Convert 4 byte utf8 to two surrogate utf16 and back not implemented

Question

Convert 4 byte utf8 to two surrogate utf16 and back not implemented

rovasiras opened this issue 2 years ago · comments

Kovács Viktor and Tisza István developers commented 2 years ago

Converter function utf8s to utf16 has not capatiblity 4 byte utf8s to two utf16 surrogates and back. It could be resolved with
4 utf8->utf32->2 utf16 surrogates conversion. See: Unicode faq about "utf8, utf16, utf32".
The back conversion is implementable with same logic. The utf8s first byte xf0 to xf7.
It needs for languages/scripts which are in the codearea >0xffff. I think, for example Old Hungarian scripts.

Kovács Viktor and Tisza István developers · Answer 1 · Sat Sep 17 2022 02:15:12 GMT+0800 (China Standard Time)

@caolanm what do you think?

Jan · Answer 2 · Tue Oct 04 2022 19:39:35 GMT+0800 (China Standard Time)

Theoretically, C++11 provides such transformations in the <codecvt> header, and WinAPI in the functions MultiByteToWideChar/WideCharToMultiByte. But <codecvt> is deprecated in C++17 and WinAPI is available only on Windows and require two iterations over the string.

Kovács Viktor and Tisza István developers · Answer 3 · Wed Oct 05 2022 03:04:26 GMT+0800 (China Standard Time)

Theoretically, C++11 provides such transformations in the <codecvt> header, and WinAPI in the functions MultiByteToWideChar/WideCharToMultiByte. But <codecvt> is deprecated in C++17 and WinAPI is available only on Windows and require two iterations over the string.

@cuellius I know it well. I wrote about hunspell/csutil.cxx file's u16_u8 and u8_u16 functions!

Kovács Viktor and Tisza István developers · Answer 4 · Wed Oct 05 2022 20:20:52 GMT+0800 (China Standard Time)

@caolanm In the hunspell/csutil.cxx source code commented in u8_u16 and u16_u8 functions as conversion 4 utf8 byte are not implemented yet.

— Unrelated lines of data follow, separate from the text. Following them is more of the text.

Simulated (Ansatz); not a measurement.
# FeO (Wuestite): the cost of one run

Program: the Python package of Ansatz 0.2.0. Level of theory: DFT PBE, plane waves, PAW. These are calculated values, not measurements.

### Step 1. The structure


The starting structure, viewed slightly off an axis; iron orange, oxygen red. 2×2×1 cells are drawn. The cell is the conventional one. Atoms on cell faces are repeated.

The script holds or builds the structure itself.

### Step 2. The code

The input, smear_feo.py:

I think, the algorithm in #851 (comment) is could be useful.
See: Unicode faq about "utf8, utf16 utf32"

Kovács Viktor and Tisza István developers · Answer 5 · Wed Oct 05 2022 23:05:52 GMT+0800 (China Standard Time)

@caolanm I'm working on it.

Kovács Viktor and Tisza István developers · Answer 6 · Wed Oct 19 2022 23:47:34 GMT+0800 (China Standard Time)

@caolanm There is in the Unicode standard 15.0 version arabic extension, which section is upper than 0xFFFF code.
However I promissed, I will to do prepare this problem, I can not. I have a lot of another works.